Foreign shipping firms have raised alarms regarding the excessive duration required for Nigeria to conduct investigations and prosecutions involving vessels and crews apprehended for drug and human trafficking offenses. They argue that this lengthy process is deterring ships from docking at Nigerian ports.

In light of this, the companies have urged the National Drug Law Enforcement Agency (NDLEA) to reconsider its current strategies for managing drug seizures aboard vessels. They suggest that the agency should implement more efficient practices similar to those employed by countries like the USA, Europe, and Brazil to minimize delays for ships and crew when drugs are discovered on board.

These concerns were articulated in a communique released at the conclusion of a recent one-day conference co-organized by the Maritime Security Providers Association of Nigeria (MASPAN) and the Alumni of Maritime Academy of Nigeria (AMANO) in Lagos.

The conference, themed “Drugs & Human Smuggling/Trafficking: The Evolving Maritime Security Threats to Ships and Seafarers,” attracted a diverse audience, including foreign and local stakeholders such as government representatives, policymakers, ship owners, security professionals, law enforcement officials, and other interested parties.

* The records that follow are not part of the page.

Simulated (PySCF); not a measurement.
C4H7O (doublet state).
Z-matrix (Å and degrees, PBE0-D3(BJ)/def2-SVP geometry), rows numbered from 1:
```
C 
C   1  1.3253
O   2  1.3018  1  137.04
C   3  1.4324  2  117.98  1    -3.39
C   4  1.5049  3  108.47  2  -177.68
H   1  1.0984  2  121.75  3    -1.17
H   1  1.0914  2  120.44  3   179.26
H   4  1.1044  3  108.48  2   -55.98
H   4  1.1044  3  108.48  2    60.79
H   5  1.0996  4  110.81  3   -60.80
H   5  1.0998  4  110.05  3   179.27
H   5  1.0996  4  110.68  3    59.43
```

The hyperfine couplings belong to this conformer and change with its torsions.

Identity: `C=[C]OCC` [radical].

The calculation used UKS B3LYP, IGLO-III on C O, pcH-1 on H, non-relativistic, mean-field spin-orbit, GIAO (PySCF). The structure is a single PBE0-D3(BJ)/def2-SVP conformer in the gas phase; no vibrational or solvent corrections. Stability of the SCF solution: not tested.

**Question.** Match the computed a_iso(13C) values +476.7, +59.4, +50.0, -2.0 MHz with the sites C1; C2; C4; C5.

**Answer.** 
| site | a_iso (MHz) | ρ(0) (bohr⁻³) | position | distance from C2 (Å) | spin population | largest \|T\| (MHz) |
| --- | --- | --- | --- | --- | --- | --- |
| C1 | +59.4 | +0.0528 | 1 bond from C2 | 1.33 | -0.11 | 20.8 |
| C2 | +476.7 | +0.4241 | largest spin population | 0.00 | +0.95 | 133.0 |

Participants in the communique highlighted the significant financial losses faced by ship owners and importers due to drug and human trafficking incidents at seaports. They noted that prolonged investigations into drug trafficking and stowaway cases in regions lacking sufficient legal frameworks place a considerable financial strain on shipping operators and importers.

In his keynote address, Suresh Prabhakar, Director of Operations at Pacific Basin Shipping Limited in Hong Kong, shared alarming insights. He revealed that between February 2021 and July 2024, four bulk carriers transporting sugar from Santos, Brazil to Nigeria encountered drug-related issues, resulting in serious repercussions for both ship owners and crew members.

Prabhakar reported that each vessel was found carrying substantial amounts of cocaine, ranging from 18 to 43 kilograms, which led to extended detentions by the NDLEA.

He noted that investigations caused delays of four to six months for each ship, with owners required to post hefty bonds ranging from $2 to $5 million before release. On average, 10 crew members per vessel were detained, with bail set at $40,000 each, allowing them to stay in hotels rather than detention facilities. However, this bail amounted to $400,000 for ten crew members, providing little relief from the psychological and emotional strain of prolonged detainment.

Prabhakar emphasized the particularly harsh circumstances for crew members aboard two vessels, who faced detentions lasting about 20 months before being freed following numerous court hearings. For the other two ships, crew members remain in custody in Lagos, with their legal proceedings still ongoing.

He disclosed that one crew member had endured 34 months of detention, while another had been confined for 13 months.

The foreign shipping operator expressed deep concerns over the trend in Nigeria, highlighting the severe mental and physical toll such incidents inflict on crew members and their families.

“Careers are frequently derailed, leaving families in dire financial and emotional stress,” he lamented.

“The financial impact on ship owners is also substantial. In addition to bonds and legal expenses, they must continue to pay crew salaries and support their families during these extended periods of detention. This situation has profound ramifications for the industry, as owners are compelled to reevaluate trade routes to mitigate the risk of similar occurrences.”

Prabhakar concluded by stressing that such incidents pose significant challenges for ship owners in maintaining their operations.